A new music video is expected with the release of a new album. What musician, producer and filmmaker Peter Renzullo and his new band Parallax are doing is a bit more than expected — twelve new songs and ten new music videos all in less than two months.
Parallax is a musical duo (Jamie Seinemeier and Peter Renzullo) out of Perth, Australia and is a mixture of electronic and analog sounds and a blend of musical genres. Peter is a long-time fixture on the Australian music scene as both a producer and owner of Scudley Records, and an award winning musician himself. He is also an award winning filmmaker, with his recent film Anticipation winning a number of international film awards in the past two years.

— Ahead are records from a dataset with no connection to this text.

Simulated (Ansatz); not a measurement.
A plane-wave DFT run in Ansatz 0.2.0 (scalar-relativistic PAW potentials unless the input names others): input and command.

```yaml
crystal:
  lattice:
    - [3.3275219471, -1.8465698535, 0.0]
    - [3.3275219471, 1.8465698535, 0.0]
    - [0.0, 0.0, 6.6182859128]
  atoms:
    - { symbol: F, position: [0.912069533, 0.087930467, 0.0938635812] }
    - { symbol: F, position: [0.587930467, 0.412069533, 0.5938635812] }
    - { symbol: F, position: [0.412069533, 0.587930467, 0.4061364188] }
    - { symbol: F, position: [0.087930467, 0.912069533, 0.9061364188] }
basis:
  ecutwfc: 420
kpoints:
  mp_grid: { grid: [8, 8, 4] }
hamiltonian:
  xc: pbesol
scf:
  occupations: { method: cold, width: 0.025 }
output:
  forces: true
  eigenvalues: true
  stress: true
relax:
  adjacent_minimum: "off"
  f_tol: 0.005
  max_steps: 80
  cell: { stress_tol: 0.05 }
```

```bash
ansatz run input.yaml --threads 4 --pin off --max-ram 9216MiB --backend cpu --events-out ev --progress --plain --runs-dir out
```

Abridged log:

Mixing both visual and audio worlds is at the center of Peter’s artistic vision for the band, and releasing all of the tracks and creating music videos for every track was essential to him. At the same time, the quality of the videos had to be at a Hollywood level even though all of the shooting and post production were being done by Peter himself, with help from his long time friend Ben Knibb for color correction.
“We’re not just a band,” he said, “we’re kind of a production. We have the audio elements, which is where Jamie shines, and we have the visual elements, which is where I shine. I want to show off with these videos.”
The first video and single to be released is “Focal”. The video is a haunting look into self- sabotage, and all of the ways in which people are impacted by it. To shoot the video, Peter used Blackmagic Design’s URSA Mini Pro 4.6K G2 and DaVinci Resolve Studio.
“The URSA Mini was an absolute delight to shoot this project on! Honestly, the quality of this sensor, and the way it receives light – both natural and LED – is nothing short of beautiful. The most impressive feature of this camera, in regards to this video, was the amazingly slick high frame rates I was able to take advantage of. I mean, to be able to capture full 4.6k raw footage at 120 fps… outstanding. It made the whole production value skyrocket in my eyes, and really allowed me to manipulate the images in such an elegant way to establish that dreamy tone I was hoping to achieve,” Peter said.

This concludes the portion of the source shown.